As will have been observed from the foregoing recitation, the evidence showed little more than that Johnson was at or near the scene when Mullins was killed. It is argued by the Commonwealth that inferences of Johnson’s guilt can be drawn from the evidence that he and Mullins may have been the two who were seen scuffling in the car at 7:30; that when arrested Johnson had blood on his lip and on his right hand; that Johnson moved the car so that the witness Onas Patton could get by on the road without Johnson’s telling Patton that Mullins was then dead or dying; that Johnson got together with Houston after the killing and made no comment to Houston’s suggestion that he wash or throw away his shirt; and that Johnson concealed himself in the Houston barn in an effort to avoid arrest. The difficulty is that none of this evidence is more consistent with guilt than with innocence. As concerns the scuffling the evidence is only that Johnson could have been one of the participants. As concerns the blood, there was evidence by two disinterested witnesses that Johnson had a bad fever blister on his lip, and he had a plausible explanation for the blood on his hand in that he said he put his arm around Mullins and tried to prop him up when he found him dying in the car. Johnson’s actions after Mullins’ death were not particularly inconsistent with innocence especially when it is borne in mind that Johnson was in an advanced stage of inebriation.

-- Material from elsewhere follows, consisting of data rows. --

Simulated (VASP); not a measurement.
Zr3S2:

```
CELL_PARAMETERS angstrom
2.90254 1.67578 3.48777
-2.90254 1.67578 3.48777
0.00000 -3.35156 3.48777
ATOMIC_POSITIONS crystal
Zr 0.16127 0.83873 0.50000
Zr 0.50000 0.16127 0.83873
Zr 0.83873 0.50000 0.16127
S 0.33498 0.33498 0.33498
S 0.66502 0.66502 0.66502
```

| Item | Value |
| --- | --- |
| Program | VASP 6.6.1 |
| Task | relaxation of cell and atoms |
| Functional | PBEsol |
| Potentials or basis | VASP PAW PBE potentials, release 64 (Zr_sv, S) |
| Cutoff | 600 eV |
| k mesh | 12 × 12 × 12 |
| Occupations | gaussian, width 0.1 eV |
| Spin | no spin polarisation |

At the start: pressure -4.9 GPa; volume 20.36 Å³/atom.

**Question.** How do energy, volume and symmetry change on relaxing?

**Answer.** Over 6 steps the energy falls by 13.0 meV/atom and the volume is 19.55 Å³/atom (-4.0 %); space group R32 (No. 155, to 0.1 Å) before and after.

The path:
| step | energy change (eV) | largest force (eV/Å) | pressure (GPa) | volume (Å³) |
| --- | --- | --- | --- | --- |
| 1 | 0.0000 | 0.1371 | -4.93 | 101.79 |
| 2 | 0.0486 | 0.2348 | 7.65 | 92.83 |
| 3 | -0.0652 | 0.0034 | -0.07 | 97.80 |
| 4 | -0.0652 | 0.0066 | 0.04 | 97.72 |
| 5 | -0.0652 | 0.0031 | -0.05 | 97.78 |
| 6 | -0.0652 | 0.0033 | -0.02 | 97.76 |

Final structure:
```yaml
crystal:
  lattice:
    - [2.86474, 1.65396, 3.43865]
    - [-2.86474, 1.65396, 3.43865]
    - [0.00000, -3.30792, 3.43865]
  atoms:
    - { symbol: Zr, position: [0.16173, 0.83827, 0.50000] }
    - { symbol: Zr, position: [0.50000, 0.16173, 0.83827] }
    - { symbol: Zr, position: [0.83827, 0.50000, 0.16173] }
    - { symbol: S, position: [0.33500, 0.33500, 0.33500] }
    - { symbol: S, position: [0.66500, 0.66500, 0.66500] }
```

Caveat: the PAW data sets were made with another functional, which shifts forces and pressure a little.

In the overall evaluation of the circumstances and inferences, some consideration must be given to the fact that Houston did not choose to appear as a witness and deny Johnson’s testimony that Houston did the killing.

We think this case cannot be distinguished from Ratliff v. Commonwealth, Ky., 406 S.W.2d 728. There one member of a five-man drinking and motoring party was killed by stabbing. The remaining four all were indicted. Three of them pointed the accusing finger at the fourth. All were convicted. This court reversed the convictions of the three, holding that their mere presence at the scene, and their occupancy of the automobile in which the victim was transported after being stabbed, did not constitute sufficient evidence to sustain a conviction.

The trial court in the instant case submitted instructions on conspiracy and on aiding and abetting in addition to the instructions covering guilt as a principal. In our opinion the evidence was not sufficient to sustain a conviction on any of those theories. If upon another trial the evidence is substantially the same the trial court will direct a verdict for the defendant.

The judgment is reversed with directions for further proceedings in conformity with this opinion.

WILLIAMS, C. J., and HILL, MILLI-KEN, MONTGOMERY, PALMORE and STEINFELD, JJ., concur.